Although colloquially MAD is referred to as a strategy, it isn't. It's an operational theory which, if its considered desirable, can be obtained by a variety of strategies. One is to make the weapons that comprise the Assured Destruction force as impossible to find as can be achieved. SSBNs are the best example of that.

Another is to so heavily protect the Assured Destruction force that it will need a disproportionately large commitment of force to disable it. This has two sub-strategies; either the weapons can be protected by piling concrete around them or by shielding them with defensive missiles. Back in the good old days, we used to calculate that the Soviets would have to fire ten warheads to be sure of disabling each of our ICBMs. That meant that we could score a 10:1 kill rate in warhead terms simply by not launching. Now you know why people MIRVed their missiles.

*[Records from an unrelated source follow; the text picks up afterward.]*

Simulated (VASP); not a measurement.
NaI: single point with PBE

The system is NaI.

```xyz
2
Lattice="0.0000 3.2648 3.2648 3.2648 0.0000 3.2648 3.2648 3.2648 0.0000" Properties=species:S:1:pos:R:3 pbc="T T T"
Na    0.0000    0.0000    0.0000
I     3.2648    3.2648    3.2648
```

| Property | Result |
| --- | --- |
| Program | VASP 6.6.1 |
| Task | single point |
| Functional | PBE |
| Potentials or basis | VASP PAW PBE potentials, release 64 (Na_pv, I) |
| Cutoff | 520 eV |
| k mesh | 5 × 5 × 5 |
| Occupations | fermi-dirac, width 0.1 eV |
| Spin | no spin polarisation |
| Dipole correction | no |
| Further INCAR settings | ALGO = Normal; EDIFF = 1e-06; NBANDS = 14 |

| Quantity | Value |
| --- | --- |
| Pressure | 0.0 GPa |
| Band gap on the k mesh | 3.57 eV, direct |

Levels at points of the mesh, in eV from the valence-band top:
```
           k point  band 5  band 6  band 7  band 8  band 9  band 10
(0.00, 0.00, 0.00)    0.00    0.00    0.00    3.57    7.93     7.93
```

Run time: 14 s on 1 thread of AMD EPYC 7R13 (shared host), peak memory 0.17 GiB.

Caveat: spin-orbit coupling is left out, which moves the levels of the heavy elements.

Another strategy for achieving Assured Destruction us to adopt launch-on-warning which means if a first strike is detected approaching, the recipient gets all the goodies off and on their way. Since, operational nuclear missiles do NOT have abort or retarget systems, once they are fired and on their way, that's it. So LoW is a very dangerous strategy. AFAIK only Pakistan actually has a formal LoW strategy.

This whole area is not a good fit for "eye for an eye". There was an effort to go that way labelled "Flexible Response" but it has really sort of faded away. The basic rule these days is "toss one at us and we'll smash your country's entire war-making capability. And that means smash EVERYTHING."
 
You know, I sorta think guys against an Eye For An Eye, aren’t just thinking about going beyond that, they just want complete forgiveness
Which is stupid. It results in the one being forgiven getting away with everything they have done, and the one wronged usually deciding to extract their own justice because they are abandoned and so have to take things into their own hand.
 
Which is stupid. It results in the one being forgiven getting away with everything they have done, and the one wronged usually deciding to extract their own justice because they are abandoned and so have to take things into their own hand.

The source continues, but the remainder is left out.